For at least the past two years there has been widespread expectation in the financial community that long-term benchmark U.S. Treasury yields will rise. Behind this thinking: The conclusion of the Federal Reserve’s extraordinarily accommodative monetary policy (which included three rounds of quantitative easing) combined with general improvement in the U.S. domestic economy would soften demand for Treasury bonds and require investors to demand an inflation premium to compensate for healthier economic growth. We have seen several short periods of yield increases during this time frame but those trends were not sustained long enough for the real yield (nominal yield minus the level of inflation) to reach its historical normal level of roughly 2.00%. Although there are numerous factors that impact the level of benchmark long-term government bond yields, we want to highlight with this commentary a relatively recent issue that has come into play.

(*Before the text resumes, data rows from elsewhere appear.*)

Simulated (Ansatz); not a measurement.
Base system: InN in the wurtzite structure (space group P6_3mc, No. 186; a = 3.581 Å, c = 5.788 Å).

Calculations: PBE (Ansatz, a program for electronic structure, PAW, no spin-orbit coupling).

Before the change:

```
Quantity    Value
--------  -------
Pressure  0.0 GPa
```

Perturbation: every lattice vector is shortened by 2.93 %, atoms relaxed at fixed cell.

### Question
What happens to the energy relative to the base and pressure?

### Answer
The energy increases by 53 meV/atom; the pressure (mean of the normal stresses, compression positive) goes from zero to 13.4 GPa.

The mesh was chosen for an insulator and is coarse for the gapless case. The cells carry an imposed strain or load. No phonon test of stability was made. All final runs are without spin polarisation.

The chart below shows current 10 year benchmark government bond yields for a number of sovereign debt issuers around the globe. From a historical perspective, the current yield on 10 year U.S. Treasury bonds is low in both nominal and real terms, but, compared with other available bonds, the current level of U.S. yield is attractive for global investors – especially taking credit quality into consideration. Of course, these yields move continuously with changing capital flows and economic fundamentals but the difference today represents abnormally wide levels for top quality debt issuers. In part this is a reflection of the divergent monetary policy actions now in play. It is also an indication that several overseas regions – particularly Europe and Japan – are still dealing with concerns about deflation taking hold. Whatever the reasons behind current yield levels, one fact stands out: U.S. Treasury debt is actually attractive for a global investor.
For the record, we do believe the next major trend in the bond market will be higher benchmark U.S. Treasury yields, but because of the current level of global alternative yields highlighted above, that path may be longer and more uneven than originally anticipated.
Yesterday in Washington, the U.S. Federal Reserve began an Open Market Policy Committee meeting, with a policy announcement and press conference scheduled for this afternoon. It is expected that the Fed will continue to offer market participants clues as to their intention with short-term benchmark interest rates. At present there are expectations (depending on the strength of domestic economic data) that sometime between June and December the Federal Reserve will increase short-term benchmark rates for the first time since 2006. Perhaps this action will be the catalyst to finally nudge long-term rates higher. If not, it might very well be partly the result of the opportunity set available to global bond investors highlighted above.
Overall, we have positioned fixed income portfolio allocations to be less sensitive to rising long-term interest rates. However, we continue to look for opportunistic investments to enhance portfolio income and overall total return potential within the asset class. Because of our relatively short duration investments, when long-term bond yields do rise we will be in a good position to take advantage of them. That said, because of the dearth of high quality global alternatives available to bond investors, that opportunity may take a little longer to arrive than expected.